Government moves to toss seven testimonies in Sam Bankman-Fried case

The back and forth between Sam Bankman-Fried’s counsel and attorneys representing the Department of Justice continues, leading up to a virtual hearing scheduled for Wednesday, Aug. 30.

In a Tuesday filing, lawyers representing the US filed a letter with the Court pushing back against multiple letters from Bankman-Fried’s lawyers on discovery.

The defendants claim that further discovery from the government should be excluded from the trial, which is set to begin on Oct. 3.

A court order from Monday confirms that a virtual hearing regarding the letters and the defense’s motion is scheduled for Wednesday.

However, the government claims that the former CEO of FTX has complained about the volume of discovery — lawyers alleged that roughly eight million documents were produced by the government recently. In an Aug. 25 letter, the defendants identified four million pages, and on Aug. 28, they called out 3.7 million pages.

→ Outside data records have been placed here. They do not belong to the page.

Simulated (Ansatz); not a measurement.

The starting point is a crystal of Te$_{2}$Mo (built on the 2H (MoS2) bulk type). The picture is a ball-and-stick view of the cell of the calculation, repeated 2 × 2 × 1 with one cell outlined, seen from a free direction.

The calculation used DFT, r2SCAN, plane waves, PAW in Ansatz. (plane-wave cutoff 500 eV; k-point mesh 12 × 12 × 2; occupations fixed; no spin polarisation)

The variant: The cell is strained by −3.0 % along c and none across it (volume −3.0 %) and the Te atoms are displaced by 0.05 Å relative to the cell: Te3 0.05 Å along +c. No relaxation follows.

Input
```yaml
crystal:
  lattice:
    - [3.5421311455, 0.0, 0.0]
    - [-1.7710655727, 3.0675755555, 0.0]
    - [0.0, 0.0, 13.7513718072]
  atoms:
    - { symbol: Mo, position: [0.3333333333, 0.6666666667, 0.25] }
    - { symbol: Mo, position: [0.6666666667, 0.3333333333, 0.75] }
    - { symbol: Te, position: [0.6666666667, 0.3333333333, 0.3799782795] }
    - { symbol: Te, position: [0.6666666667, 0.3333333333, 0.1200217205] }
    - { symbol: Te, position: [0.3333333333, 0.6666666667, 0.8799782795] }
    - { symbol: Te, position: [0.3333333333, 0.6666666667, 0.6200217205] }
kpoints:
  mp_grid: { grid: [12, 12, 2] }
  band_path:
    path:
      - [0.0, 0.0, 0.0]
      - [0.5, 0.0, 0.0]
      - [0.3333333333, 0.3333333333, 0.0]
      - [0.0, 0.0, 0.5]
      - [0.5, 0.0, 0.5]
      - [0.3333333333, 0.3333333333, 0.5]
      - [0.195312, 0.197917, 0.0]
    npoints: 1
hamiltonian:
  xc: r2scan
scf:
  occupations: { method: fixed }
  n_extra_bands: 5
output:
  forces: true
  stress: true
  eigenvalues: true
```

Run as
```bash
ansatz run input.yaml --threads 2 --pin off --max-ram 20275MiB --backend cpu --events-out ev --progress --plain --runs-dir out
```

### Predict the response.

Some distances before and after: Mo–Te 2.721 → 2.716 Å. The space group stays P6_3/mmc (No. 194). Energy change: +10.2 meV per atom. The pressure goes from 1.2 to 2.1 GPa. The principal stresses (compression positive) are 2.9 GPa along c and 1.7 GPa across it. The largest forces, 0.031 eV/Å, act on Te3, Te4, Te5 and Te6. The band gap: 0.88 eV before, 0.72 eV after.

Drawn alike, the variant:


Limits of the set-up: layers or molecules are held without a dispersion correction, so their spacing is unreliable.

The government claims that Bankman-Fried’s “representations are distorted to the point of being misleading,” and that the millions of pages of discovery obtained came from the defendant’s Google accounts. The material would have been supplied sooner, but there was a mishap with Google. As it stands, they continue, the discovery was identified prior to the cut-off date, which was back in July.

Despite the complaints, there’s no proof that what the government has identified breaks Rule 16. This rule essentially ensures that the government discloses certain evidence it plans to use during the trial, according to the Legal Information Institute at Cornell Law School.

In addition, the government pushed back against seven expert witnesses, asking the court to exclude their testimonies.

“The defense’s proposed experts and accompanying disclosures suffer from an array of deficiencies that warrant preclusion of all seven witnesses,” the DOJ argues.

One of the proposed testimonies was set to come from an English barrister, Lawrence Akka, who planned to say that the FTX’s terms of service “gave rise only to a contractual creditor-debtor relationship.”

The government argued that the barrister’s interpretation of the terms of service is “plainly inadmissible.”

Similarly, the attorneys sought to dismiss the testimony from Professor Bradley Smith, who was set to speak on federal election laws.

The testimony from consultant Peter Vinella was deemed questionable, as he “lacks sufficient expertise.” In total, four of the seven possible testimonies were from leaders of different consulting firms.

Another consultant, Joseph Pimbley, was denied by the government on the grounds that his testimony on FTX’s coding was “unnecessary” since the DOJ plans to call both Gary Wang and Nishad Singh to the stand. Both Singh and Wang not only have experience with FTX’s code but also worked at FTX.

The government asked the court to ”exercise its gatekeeping authority and preclude such impermissible expert testimony.”

In addition to the back and forth, Bankman-Fried’s lawyers have also filed an appeal with the Second Circuit Court of Appeals claiming that he was only exercising his First Amendment rights by sharing the writings of Caroline Ellison with the New York Times. Ellison previously led Alameda Research; she and Bankman-Fried were once romantically linked.

A judge revoked Bankman-Fried’s bail back on Aug. 11, stating that there was probable cause to support witness tampering.